Oh Intel. You're drunk. Go home.
Who in their right mind would buy a Skylake processor at 350 when the price is similar to the 5820K that has 6 cores and can reach 4.5Ghz in most cases. Given the push on DX12 for spreading the workload to more cores (more than 4) I don't see any compelling reason to buy this processor, especially if that someone is considering CF/SLI.

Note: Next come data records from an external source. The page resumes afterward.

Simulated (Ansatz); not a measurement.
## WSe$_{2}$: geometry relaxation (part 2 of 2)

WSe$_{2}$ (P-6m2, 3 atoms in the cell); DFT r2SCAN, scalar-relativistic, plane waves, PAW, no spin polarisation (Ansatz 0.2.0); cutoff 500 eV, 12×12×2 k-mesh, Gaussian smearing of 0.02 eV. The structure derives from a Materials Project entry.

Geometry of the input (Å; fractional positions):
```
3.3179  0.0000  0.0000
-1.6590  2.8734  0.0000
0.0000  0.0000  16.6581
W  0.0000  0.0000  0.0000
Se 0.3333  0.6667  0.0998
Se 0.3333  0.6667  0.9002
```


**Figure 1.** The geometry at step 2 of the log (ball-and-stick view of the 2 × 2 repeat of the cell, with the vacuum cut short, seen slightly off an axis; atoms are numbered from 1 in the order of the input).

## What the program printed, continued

Realizing this, I should probably go buy a 5820K now before they replace it with something that has a higher price at a marginal performance difference.
 


I'm glad it's on their planned list then. It originally looked like they were just going to stop GT4e; knowing that it might cripple AMD even worse.
 


I agree. Paid $425 for my 5930k, and I am very happy I did not wait for Skylake.



 


I actually posted the worst link of them all first to see if you would fall for it. You did. Pathetic. Stop wasting my time if you cant even be bothered to read FACTS stated from several different sites.
 
To all the AMD haters that knew how to buy only Intel and recommend only Intel.. you are already seeing how slow the CPU market is going now... and it`s going to be worse.
 
Good upgrade for 1st Gen i5/i7 users. Though I think they targeted it at the 2nd Gen i5/i7 users, doesn't seem like a huge improvement for them though.
meh.. we will see. my 980x still runs quite nicely. And I love having 12 threads to throw at various applications all at once.

If the benchmark programs weren't so $$ i could get the same ones and run on my system for a 1:1 comparison.

but the chipset upgrades sound like they have possibilities.
 
Defiantly an interesting read. Not a big improvement in speed, but the ability to use DDR4 RAM and have multi M.2 SSDs is a nice feature.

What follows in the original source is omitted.